In English, M&A means "Merger & Acquisition". Accordingly, M&A is an activity to gain control of a business through a merger or acquisition between two or more businesses.
The merger is a connection between businesses of the same scale and the birth of a new legal entity. The new enterprises will own all assets, benefits as well as rights and obligations of the merged enterprise. Two businesses join together for common benefits.
Acquisition is a form in which a large enterprise will purchase smaller and weaker enterprises and the being purchased enterprise will still retain its old legal status. The acquiring business has legal ownership of the purchased business.
M&A deals are all aimed at participating in and deciding on important issues of the merged or acquired business, not simply owning shares.M&A often brings many benefits to businesses: expanding market share, achieving better business efficiency, reducing the number of employees, reducing unnecessary costs, and taking advantage of transferred technology, etc.
Vietnamese law regulates several forms of M&A implementation as follows:
- Contribute capital directly to a business through contributing charter capital to a limited liability company or purchasing shares issued to increase the charter capital of a joint stock company.
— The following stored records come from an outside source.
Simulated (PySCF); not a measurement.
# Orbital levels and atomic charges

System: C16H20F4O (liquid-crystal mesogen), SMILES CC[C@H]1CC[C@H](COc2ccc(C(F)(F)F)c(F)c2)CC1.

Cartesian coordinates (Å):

- Buyback capital contributions or issued shares of members or shareholders of the company. Unlike direct capital contribution to a business, this is a form of investment that does not increase the business's charter capital but can change the capital/share ownership structure of the business.
There are also business mergers, business amalgamations, and business divisions and separation.
There are still many different definitions when approaching diverse levels of M&A, so the definitions are only relative.